Clive Bell, a university friend of Thoby's, attended these literary gatherings and soon became romantically interested in Vanessa. He first proposed to her in 1905, but she declined, as she did after his second proposal in July of 1906. Meanwhile, she began to forge a career for herself as a painter, producing portraits of friends and acquaintances. She received her first portrait commission from a stranger after she exhibited a painting at the New Gallery in April of 1905. That summer, she launched a Friday Club for artists, similar to Thoby's literary group, at the house on Gordon Square. Regular attendees included many friends from the Academy and Slade, including J. D. Innes, Derwent Lees, Maxwell Lightfoot, John Currie, Edna Clark Hall, and Clair Atwood, as well as the painter Henry Lamb. The group held its first exhibition in November of 1905. The participants in Thoby's and Vanessa's circles later became known collectively as the Bloomsbury Group, and their sister Virginia, who had already begun to publish her writing, was at the group's center.
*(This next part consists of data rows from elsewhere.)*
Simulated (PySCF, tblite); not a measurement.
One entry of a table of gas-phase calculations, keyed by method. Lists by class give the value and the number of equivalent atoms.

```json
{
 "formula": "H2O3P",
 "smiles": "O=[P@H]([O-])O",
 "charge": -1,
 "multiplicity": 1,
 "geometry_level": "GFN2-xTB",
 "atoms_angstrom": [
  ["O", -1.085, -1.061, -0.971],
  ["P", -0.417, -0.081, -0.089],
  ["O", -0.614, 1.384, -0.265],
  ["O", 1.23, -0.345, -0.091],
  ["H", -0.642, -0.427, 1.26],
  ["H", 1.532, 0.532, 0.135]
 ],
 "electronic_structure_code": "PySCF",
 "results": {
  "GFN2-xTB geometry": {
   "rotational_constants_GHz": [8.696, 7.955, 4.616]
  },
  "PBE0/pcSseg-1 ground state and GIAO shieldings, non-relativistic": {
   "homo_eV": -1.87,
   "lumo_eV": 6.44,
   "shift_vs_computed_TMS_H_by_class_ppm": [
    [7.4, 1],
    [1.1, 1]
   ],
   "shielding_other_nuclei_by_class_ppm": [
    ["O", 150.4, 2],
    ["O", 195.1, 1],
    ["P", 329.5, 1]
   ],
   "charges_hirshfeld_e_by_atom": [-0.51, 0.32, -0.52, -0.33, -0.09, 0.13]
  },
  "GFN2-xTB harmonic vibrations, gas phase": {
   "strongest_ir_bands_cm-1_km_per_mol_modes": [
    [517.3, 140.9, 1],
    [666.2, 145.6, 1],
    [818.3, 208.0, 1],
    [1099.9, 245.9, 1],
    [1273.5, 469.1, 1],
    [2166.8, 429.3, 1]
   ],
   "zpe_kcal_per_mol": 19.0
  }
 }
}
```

The Stephens family traveled to Greece in the fall of 1906, where both Bell and Thoby fell ill. While Bell recovered, her brother died of typhoid fever on November 20 of that year, upon their return to London. Clive Bell, who had cared for both Bell and her brother, proposed to her a third time two days later, and this time she accepted. The Bells were married on February 7, 1907, at the St. Pancras Registry Office in Bloomsbury, and they honeymooned in Paris that April. They settled at the Gordon Square house, while Virginia and brother Adrian moved to 29 Fitzroy Square, where they soon hosted circles of their own. The Bell's first son, Julian Hewerd Bell was born on February 8, 1908, and was soon followed by brother Quentin Claudian Stephen Bell, who was born on August 19, 1910.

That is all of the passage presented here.